Lorenz has shot images all over the world, so when presented with a new brief, his first instinct would be to consider whether a location he'd already used might be suitable. "I know a lot of photogenic places, so I'd use one of those if it fitted the brief," he says. "You cannot really look for cool locations, they find you. I like to be outside at the weekend, I try to get into the mountains to explore. And then, of course, you see cool stuff. I find inspiration everywhere. I might be watching a documentary about volcanoes in Iceland and think, 'Oh, that's such a photogenic place.'"
Lorenz also advises thinking about the conditions that you might be shooting in, and what impact that could have on your final image. "I probably wouldn't shoot in 'perfect' conditions, I'd wait for rain or snow to add some drama and use lights to create an atmospheric picture," he explains. "Fog is perfect for shooting silhouettes. You just need a light source positioned towards the camera to light up the small particles in the air. The flash has to be a little bit hidden – you don't want all the light on your lens – so you need something in between. Snow is reflective, so you can use lights in a nice way."

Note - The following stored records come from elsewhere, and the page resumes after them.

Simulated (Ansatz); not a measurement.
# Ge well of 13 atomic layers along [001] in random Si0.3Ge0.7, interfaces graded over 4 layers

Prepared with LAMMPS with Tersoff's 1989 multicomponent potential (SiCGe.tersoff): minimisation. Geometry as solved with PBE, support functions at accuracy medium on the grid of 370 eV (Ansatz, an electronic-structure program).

When shooting outdoors, remember that it's not always possible to control everything precisely. "You have to fit the brief within your natural shooting style and the conditions at the time, while remaining flexible," explains Lorenz. "Your technique will depend on the weather and the time of the shoot. You have to take what's there and decide on what's right for the conditions. If something isn't working, don't push it – look for other creative opportunities."